Commerzbank see Pound's Gains vs. Dollar Fading, Exit 'Long Position' on Exchange Rate

- GBP/USD uptrend nears a potential ceiling

- Commerzbank think it will start correcting back down now; Lloyds are more bullish

- Singapore-based UOB are neutral in their veiw of the pair

exchange rates 8

© kasto, Adobe Stock

Pound Sterling has rallied up another half a percent to 1.4222 versus the Dollar on Monday morning, however, its gains are likely to be short-lived, according to analyst Karen Jones from Commerzbank.

"We think upside scope is now limited," she said in a research note this morning, adding that the main impediment to further progress was likely to be the 200-week MA at 1.4272, although another minor impediment is likely to be the 78.6% Fibonacci ratio retracement of the previous rally at 1.4210.

Large moving averages present obstacles to established trends and are often the site of pull-backs and reversals, due to increased buying and selling around them since they are highly popular indicators. 

Fibonacci retracements are used by technical analysts to gauge how far corrections will move back from the main trend. Evidence appears to point to a natural tendency for corrections to retrace to one of four key retracement levels: 23.6%, 50.0%, 61.8% and 78.6%. These correspond to the Fibonacci ratios discovered by the 13th century Pisan mathematician Lionardo Fibonacci.

But this is not the only sign that the pair may be reaching the end of the trend, Jones also notes how the pair is 'TD Perfected' on the daily chart, which means it has reached exhaustion point using an indicator developed by Tom Demark, which measure exhaustion and turning points on charts.
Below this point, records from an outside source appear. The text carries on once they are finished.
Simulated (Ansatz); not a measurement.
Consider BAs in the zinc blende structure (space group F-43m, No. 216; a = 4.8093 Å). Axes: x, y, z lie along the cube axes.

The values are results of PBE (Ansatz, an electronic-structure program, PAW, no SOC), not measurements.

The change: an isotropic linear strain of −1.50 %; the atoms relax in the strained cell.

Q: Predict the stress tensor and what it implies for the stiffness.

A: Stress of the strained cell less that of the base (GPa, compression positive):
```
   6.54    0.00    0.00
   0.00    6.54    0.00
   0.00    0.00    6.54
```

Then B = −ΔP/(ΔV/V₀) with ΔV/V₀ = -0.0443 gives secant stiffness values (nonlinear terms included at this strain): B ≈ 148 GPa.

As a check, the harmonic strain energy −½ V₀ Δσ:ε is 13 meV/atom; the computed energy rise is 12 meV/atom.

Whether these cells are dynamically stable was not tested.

"We would highlight the TD perfected set up on the daily chart which is also indicating that the market is likely to fail. We have exited our long position," she concludes.

The next question is that if the market is going down, how far down is it likely to go?

"Support is offered by the 55-day ma at 1.3940, below here lies the four-month uptrend line at 1.3852," says Jones, adding, "further support can be seen between the February and the current March lows at 1.3765/12 and also at the 1.3658 September peak."

A break above 1.4345 would disprove the bearish hypothesis and turn Jones bullish instead, with the next target to the upside situated at the 1.4565 April 2015 low.

Another regular contributor of analysis on GBP/USD, Lloyds Commercial Banking's cross-asset strategist Robin Wilkins, was bearish the pair but has changed his mind.

"Our base case is that we develop a lower high under here, for a move back towards the recent 1.3712 lows," said Wilkins in a note this morning.

Yet he added that if the pair, "move through 1.4215/20 it would negate the immediate bear bias and risk a further push towards the 1.4280-1.4345 highs from earlier this year, if not a new high."

Overall, longer-term Wilkins also remains of the view that the bear trend from 2007 has bottomed and the pair is now trending higher.

"On a multi-year basis, this suggests meaning reversion back to 1.50-1.60. Brexit issues risk sharp pullbacks with 1.35-1.30 region the main support for now," adds the Lloyds analyst.

A more neutral view, meanwhile, is offered by Singapore based UOB Bank's strategist Quek Ser Leang.

Over the next 24-hours, "‘Flat’ indicators continue to suggest range trading for now, likely between 1.4120 and 1.4200," says Leang.

Over the next 3 weeks, he is a little more bullish, saying "GBP strength cannot be ruled out but it would be surprising if GBP can move above the February’s peak near 1.4280."

1.4000 is a line in the sand for bears, under which the analyst would turn bearish, but as long as it holds, either upside or sideways market action is forecast as most likely.